Always Relevant, Never Hearsay, Sometimes Argumentative. In each episode of Objections, Adam Klasfeld navigates listeners through the top legal stories of the week with experts in a straightforward, analytical and factual manner.
Klasfeld is a senior investigative reporter and editor for Law&Crime. Adam has reported on every corner of the legal system for more than a decade, with datelines from federal courts, state courts, the United Nations, Guantánamo Bay, the Ecuadorean Amazon, and a court-martial inside a military base near NSA headquarters.
As the 10-year anniversary of the mass shooting approaches, families of Sandy Hook victims have been racking up a string of legal victories. Nine of them reached a $73 million settlement last week with insurers for the arms manufacturer Remington, the maker of the Bushmaster AR-15-style rifle that gunman Adam Lanza used in the massacre.
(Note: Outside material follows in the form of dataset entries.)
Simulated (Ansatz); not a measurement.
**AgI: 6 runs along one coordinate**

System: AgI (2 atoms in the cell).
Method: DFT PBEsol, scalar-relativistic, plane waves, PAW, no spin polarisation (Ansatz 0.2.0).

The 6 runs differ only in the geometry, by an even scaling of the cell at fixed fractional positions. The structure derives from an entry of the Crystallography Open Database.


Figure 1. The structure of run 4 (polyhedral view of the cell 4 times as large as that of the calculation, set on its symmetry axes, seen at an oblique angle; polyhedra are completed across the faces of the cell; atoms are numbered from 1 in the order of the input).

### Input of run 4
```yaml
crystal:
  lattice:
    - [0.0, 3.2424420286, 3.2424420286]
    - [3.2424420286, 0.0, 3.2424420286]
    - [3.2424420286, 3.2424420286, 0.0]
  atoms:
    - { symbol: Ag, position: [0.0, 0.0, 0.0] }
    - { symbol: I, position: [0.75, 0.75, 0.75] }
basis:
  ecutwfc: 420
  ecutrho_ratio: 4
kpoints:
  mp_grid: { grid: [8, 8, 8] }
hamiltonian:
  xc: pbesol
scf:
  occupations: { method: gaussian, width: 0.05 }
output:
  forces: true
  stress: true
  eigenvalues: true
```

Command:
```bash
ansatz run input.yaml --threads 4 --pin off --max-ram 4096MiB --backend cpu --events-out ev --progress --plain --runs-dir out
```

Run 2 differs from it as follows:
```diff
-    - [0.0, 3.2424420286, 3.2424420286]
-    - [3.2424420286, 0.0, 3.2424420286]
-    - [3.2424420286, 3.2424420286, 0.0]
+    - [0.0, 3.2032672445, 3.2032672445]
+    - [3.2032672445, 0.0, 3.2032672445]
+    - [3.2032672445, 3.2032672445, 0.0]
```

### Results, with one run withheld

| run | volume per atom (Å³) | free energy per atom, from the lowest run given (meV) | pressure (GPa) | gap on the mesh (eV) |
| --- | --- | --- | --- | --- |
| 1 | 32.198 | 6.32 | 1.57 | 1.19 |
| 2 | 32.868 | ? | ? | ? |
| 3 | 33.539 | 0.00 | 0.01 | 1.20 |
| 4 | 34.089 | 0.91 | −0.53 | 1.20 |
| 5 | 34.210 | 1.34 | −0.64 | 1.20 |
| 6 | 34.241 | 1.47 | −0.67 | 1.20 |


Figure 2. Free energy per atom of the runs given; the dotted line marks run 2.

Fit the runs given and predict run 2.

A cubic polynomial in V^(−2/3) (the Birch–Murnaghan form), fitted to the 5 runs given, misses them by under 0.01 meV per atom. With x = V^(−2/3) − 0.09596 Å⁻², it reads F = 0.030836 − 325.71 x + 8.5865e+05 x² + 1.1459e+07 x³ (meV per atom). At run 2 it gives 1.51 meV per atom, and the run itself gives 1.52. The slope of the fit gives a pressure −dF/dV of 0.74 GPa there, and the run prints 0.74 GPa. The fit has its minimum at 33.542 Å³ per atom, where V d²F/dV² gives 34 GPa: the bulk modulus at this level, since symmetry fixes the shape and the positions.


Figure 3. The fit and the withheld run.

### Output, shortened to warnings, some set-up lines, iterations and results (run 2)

In her soon-to-be-released book “Sandy Hook: An American Tragedy and the Battle for Truth,” New York Times feature writer Elizabeth Williamson charts the families' longstanding litigation against InfoWars broadcaster Alex Jones, who defaulted late last year on a string of lawsuits about his conspiracy theory that the shootings that killed 26 people inside the elementary school—plus the gunman and his mother—did not happen.
Discussing the book on the latest episode of Law&Crime's podcast "Objections: with Adam Klasfeld," Williamson describes Sandy Hook conspiracy theories as a template for others to come.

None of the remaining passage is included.